How can I check the current temperature and set threshold of MLX_5(Connectx-6)?

Dear Mellanox Support team,

The following message is recorded in /var/log/messages.

Dec 3 18:47:13 hgpu009 kernel: mlx5_core 0000: 3b: 00.0: mlx5_temp_warning_event: 564: (pid 0): High temperature on sensors with bit set 0 0

?It seems that the following times have been recorded in the past month.

[root @ hbcm01 log] # grep “High temperature” messages * | grep gpu | wc -l

77

[root @ hbcm01 log] # grep “High temperature” messages * | grep cpu | wc -l

4

?

How can I check the current temperature and set threshold?

The IB HCAs are installed 2VU GPU servers and 4N2U servers.

CS-MLNX-N3HR50-X16-C6-1P CONNECTX-6 VPI ADAPTER CARD, 1 (00GB/S (HDR100, EDR INFINIBAND) FW Version:20.25.7020

Thank you,

Kazuki

Hi Kazuki,

The latest firmware version for the CX-6 card is 20.26.1040(Mellanox GA). For HDR, we constantly work on improvements and it is recommended to stay on the latest version available. Thus, it would be great if you could upgrade the FW to latest version. If the PSID of the card is cray specific and not starting with “MT_”, it would be great if you could validate internally on the latest supported and tested by Cray. Also, please make sure you set your FAN speed of the node to max.

Please let me know if upgrading the FW resolves the issue.

With respect to your question related to checking the current temperature, you need to install Mellanox Firmware Tools on the affected node. You can download the latest version through the following link → Mellanox Firmware Tools (MFT)

Output example:

lspci -d 15b3:

04:00.0 Ethernet controller: Mellanox Technologies MT27800 Family [ConnectX-5]

04:00.1 Ethernet controller: Mellanox Technologies MT27800 Family [ConnectX-5]

06:00.0 Ethernet controller: Mellanox Technologies MT27700 Family [ConnectX-4]

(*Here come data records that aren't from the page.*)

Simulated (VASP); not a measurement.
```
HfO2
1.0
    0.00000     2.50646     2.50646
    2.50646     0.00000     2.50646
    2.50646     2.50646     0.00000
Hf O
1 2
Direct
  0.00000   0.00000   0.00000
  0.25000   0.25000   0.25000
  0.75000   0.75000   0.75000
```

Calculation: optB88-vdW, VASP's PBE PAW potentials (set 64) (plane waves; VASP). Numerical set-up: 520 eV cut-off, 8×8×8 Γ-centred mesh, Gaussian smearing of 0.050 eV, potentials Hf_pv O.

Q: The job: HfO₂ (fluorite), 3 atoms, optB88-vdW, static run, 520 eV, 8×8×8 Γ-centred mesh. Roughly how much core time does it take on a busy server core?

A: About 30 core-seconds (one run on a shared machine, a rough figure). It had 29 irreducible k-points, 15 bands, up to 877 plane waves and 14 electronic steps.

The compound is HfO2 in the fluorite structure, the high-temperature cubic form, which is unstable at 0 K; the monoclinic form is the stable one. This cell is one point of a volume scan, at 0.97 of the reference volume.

06:00.1 Infiniband controller: Mellanox Technologies MT27700 Family [ConnectX-4]

mget_temp -d 06:00.1

70

Thanks,

Namrata.

Dear Mellanox support,

I couldn’t find any information about the ConnectX-6 temperature threshold in the range I checked the homepage and BIOS settings.

If there is any document or confirmation command that describes the threshold setting, please tell me.

Thank you,

Kazuki